Tenants of The Marq petition for right to invite guests

Photo by Luke Sarazin

Student tenants living at The Marq, a student housing community  operated by Centurion property and houses a large number of Wilfrid Laurier University students, started the petition due to their building implementing a new policy for only 35 guests in each building for St. Patrick’s Day weekend.

Residents were initially told in February that one guest per tenant was permitted, which was changed to a 35 guests policy for the whole building on March 7 to reduce fire code issues and potential overcrowding of the building. Since the petition and The Marq tenant complaints, the policy was changed back to one guest per tenant on the Thursday before St. Patrick’s Day weekend.
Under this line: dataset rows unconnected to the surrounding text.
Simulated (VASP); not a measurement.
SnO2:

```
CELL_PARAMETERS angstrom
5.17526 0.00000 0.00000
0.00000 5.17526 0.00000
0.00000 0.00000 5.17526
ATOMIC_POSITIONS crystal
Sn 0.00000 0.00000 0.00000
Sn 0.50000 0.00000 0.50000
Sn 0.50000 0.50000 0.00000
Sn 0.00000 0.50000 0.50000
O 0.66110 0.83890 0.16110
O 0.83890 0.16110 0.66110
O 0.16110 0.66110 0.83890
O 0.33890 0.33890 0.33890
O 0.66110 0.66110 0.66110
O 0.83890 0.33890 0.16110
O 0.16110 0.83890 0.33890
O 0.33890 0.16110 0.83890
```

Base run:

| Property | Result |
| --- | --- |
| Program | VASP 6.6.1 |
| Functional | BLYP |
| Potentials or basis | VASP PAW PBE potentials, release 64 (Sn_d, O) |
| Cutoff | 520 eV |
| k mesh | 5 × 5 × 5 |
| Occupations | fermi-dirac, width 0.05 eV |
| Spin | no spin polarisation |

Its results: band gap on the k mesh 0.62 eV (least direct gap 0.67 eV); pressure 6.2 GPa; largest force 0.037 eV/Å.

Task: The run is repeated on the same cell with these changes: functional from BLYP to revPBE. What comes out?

Paris Kiani, a fourth-year WLU student started the petition with the support of other tenants on March 13. The petition has since surpassed 1,000 signatures online.

According to the new guest policy for the weekend, guests were expected to wear wristbands and both guests and tenants had to show ID to permit entry into the buildings. Security had a list at the doors of those who lived in the building that was permitted, although the list did not have names of tenants who were temporarily subletting which caused problems with entry.

Kiani contacted a lawyer prior to the petition and found out that The Marq was violating Section 22 of the Tenancy Act and the Landlord and Tenant Act of Ontario.

“When I went to go speak to them and told them they were violating the Tenancy Act; they didn’t respond the way I wanted them to. I wanted to basically spread awareness and get people’s opinions about what they think about this situation,” Kiani said.

An email response from the centre of the Landlord and Tenant Board (LTB), explains that the Residential Tenancies Act (RTA) “does not prohibit a tenant from having a guest or the number of guests.”

“Building safety and tenant safety is important, I want to be safe and I want the place I live to be clean but you have to keep the building safe within the parameters of the RTA,” Emma Chapelle, a third-year WLU student, and resident of The Marq, said. “You can’t use our safety as a way to justify infringing on our rights as tenants. The first line of our lease is that we follow the RTA.”

Chapelle contacted the Waterloo Fire Rescue and learned that all buildings are safely built to hold two people per room. “The bare minimum should be one guest each because that’s the amount of people we could have living with us [in a unit]” Chapelle said.

“I’ve spoken with some tenants and they’re satisfied with the one guest per tenant because all they wanted was the one but other people that I’ve spoken to said they wanted more guest passes,” Kiani said. “We should have the right to bring in however many guests we want regardless of what day it is.”

The Marq owns three buildings at Laurier, two of which are located just off of Ezra Ave.

Tenants responded to the alleged fire code issue and overcrowding by questioning why the Marq chose to only implement the policy only on one weekend of the year.

“They’re trying to keep the building secure but if the tenants are responsible for all of their guests then there should be no financial liability on the Marq if anything happens to the building,” Chapelle said. “The way they went about it, their lack of explanation, their lack of transparency, it’s all really bad.” Other situations with The Marq building have also arisen this year, including the recent cockroach infestation at 173 King.

“What I have learned from being in this situation is that the students and tenants especially, we have been taken advantage of,” Kiani said. “They think it’s okay because we don’t know much about the law and that we won’t find out about it and stand up for ourselves. I definitely think that student advocacy is very important especially in situations such as these.”

Chapelle filed a T2 application with the LTB and hopes to have a hearing in regards to the situation in a month.

“My hope is that there would be some kind of an injunction that they would give us in writing saying the Marq has no legal authority to intervene with tenants having guests,” Chapelle said.

“I would hope that next year they would basically implement a policy like a list, hold people accountable and have security.”

“I would like an apology from The Marq because so many students have gone down there and tried to talk to them to get answers,” Chapelle said.

“Just because we’re students doesn’t mean you can take advantage, we do know our rights and we are going to stand up for them.”

The Cord reached out to The Marq but did not receive a statement at the time of publishing.